As you may have heard by now, last weekend the New York Times Magazine ran an in-depth article called "Prep School Predators: The Horace Mann School's Secret History of Sexual Abuse." In tremendous detail, author Amos Kamil, himself an alumnus of the school, details allegations that in the 1970s and 1980s, the administration of an elite New York prep school, Horace Mann, ignored teachers who sexually coerced, assaulted, and otherwise abused their students. Most of the stories Kamil was able to establish were of adult men exploiting boys, but he writes that there were just as many teachers exploiting girls:
Shortly after my arrival, a new friend walked me around the school, pointing out teachers to avoid.
"What do you mean? Like, they're hard graders?"
"No. Perverts. Stay away from them. Trust me."
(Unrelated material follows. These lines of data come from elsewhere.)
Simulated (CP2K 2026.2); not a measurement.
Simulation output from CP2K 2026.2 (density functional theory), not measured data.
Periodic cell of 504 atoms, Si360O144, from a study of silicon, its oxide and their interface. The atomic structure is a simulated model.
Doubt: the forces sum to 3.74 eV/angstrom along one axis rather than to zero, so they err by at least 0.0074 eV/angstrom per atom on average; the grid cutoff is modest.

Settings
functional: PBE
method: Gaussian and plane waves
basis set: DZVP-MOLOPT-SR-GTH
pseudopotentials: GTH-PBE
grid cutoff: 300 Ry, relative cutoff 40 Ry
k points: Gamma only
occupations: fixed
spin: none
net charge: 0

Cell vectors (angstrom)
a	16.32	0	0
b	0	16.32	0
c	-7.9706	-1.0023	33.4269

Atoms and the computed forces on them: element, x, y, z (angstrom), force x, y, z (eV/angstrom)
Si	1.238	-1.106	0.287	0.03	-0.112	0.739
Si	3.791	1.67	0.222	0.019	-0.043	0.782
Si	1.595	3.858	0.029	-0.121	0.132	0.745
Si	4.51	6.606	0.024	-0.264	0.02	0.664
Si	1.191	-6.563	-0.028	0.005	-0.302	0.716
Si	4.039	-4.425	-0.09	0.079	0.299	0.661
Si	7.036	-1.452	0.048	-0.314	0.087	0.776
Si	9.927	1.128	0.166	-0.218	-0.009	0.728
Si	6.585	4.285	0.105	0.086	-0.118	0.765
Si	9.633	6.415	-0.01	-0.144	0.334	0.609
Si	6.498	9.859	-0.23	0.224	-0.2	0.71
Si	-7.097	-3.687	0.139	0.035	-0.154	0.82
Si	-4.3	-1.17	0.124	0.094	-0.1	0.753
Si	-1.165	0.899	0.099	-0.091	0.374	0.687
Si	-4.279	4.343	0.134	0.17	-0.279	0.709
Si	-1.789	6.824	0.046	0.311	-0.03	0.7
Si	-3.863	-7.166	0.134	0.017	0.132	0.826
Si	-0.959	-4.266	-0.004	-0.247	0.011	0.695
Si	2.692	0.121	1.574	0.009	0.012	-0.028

I heard about some teachers who supposedly had a habit of groping female students and others who had their eyes on the boys. I heard that Mark Wright, an assistant football coach, had recently left the school under mysterious circumstances. I was warned to avoid Stan Kops, the burly, bearded history teacher known widely as "the Bear," who had some unusual pedagogical methods.
"Everyone" knew it was going on. And yet it continued. How?
It's no accident that the article ran in the midst of Jerry Sandusky's trial for grooming, molesting, and assaulting a series of boys, in some cases on the grounds of Penn State. As I've written before, I'm a silver lining kind of gal. Boys have been molested for generations. But the Sandusky media storm, coming after the Catholic priest scandals of a decade ago, has opened a window on the subject, allowing more and more boys and men to speak out-and to feel that it's not their personal burden, but a horror perpetrated not just on them but on others. And that is changing the culture, teaching still more adults what to watch for-or should I say, how to see what they see.
For a generation now, males have had to bear an additional burden of shame if they were molested. This is not to suggest it's anything but horrifying when it happens to girls, as I've written here before. But many boys have been left to feel their violation is even more unspeakable than girls, as shameful and private as it was for females 50 years ago. They're raised to believe they should be the pursuers, not the pursued. If they're gay boys, they are forced wonder whether somehow they brought it on themselves, or whether they're gay because they were violated. If they're not gay, they're forced to doubt their own perceptions of their sexual identity-why would someone else see them as that kind of victim?-and worry that, if they ever told, someone else would belittle them as gay, a stigma only recently lessened as lesbians and gay men have become more culturally accepted. All this means that even as girls and women have pushed a revolution in making it possible to discuss child sexual violations since the 1970s, boys and men were left slightly behind. The Sandusky events, and now the Horace Mann story, means that there's more light and less shame on a subject that has until now been hidden. That's the silver lining: All this conversation is opening our eyes to what's been there all along.
We think of reality as fixed: that anyone could or should have been able to see and respond to something so horribly and obviously wrong. But seeing-or should I say, perceiving-is a social act, shaped by cultural climate. Once upon a time, everyone knew it was wrong to be gay, and that of course the federal government should drive lesbians and gay men out of the civil service, even at the risk of prompting their suicides. Once upon a time, everyone smoked on planes and while pregnant. Once upon a time, everyone knew that the king was appointed by God. You know the quote: The past is a foreign country. They do things differently there. That, surely, is part of what's so riveting about Mad Men: watching people live by truths that today we consider appalling falsehoods.
We may hold some truths to be self-evident, but it takes a society to decide which truths those might be. It takes stubborn, bullheaded people, crusaders and visionaries, to change what we perceive. They're often very difficult people; they don't play well with others. Once the change has started, it takes a host of others to carry that change out into the world: reporters, academic researchers, advocates and activists, lawyers, doctors, lawmakers, victims who save their own lives by transforming their violation into a crusade. And one day, ordinary people watch the news and rethink what they know, shocked at what they've let pass before. They come forward to tell the stories they've never even seen as important before, inscribing that change even more deeply into the culture in which they live. That's how we learn to see what's been right in front of our eyes all along.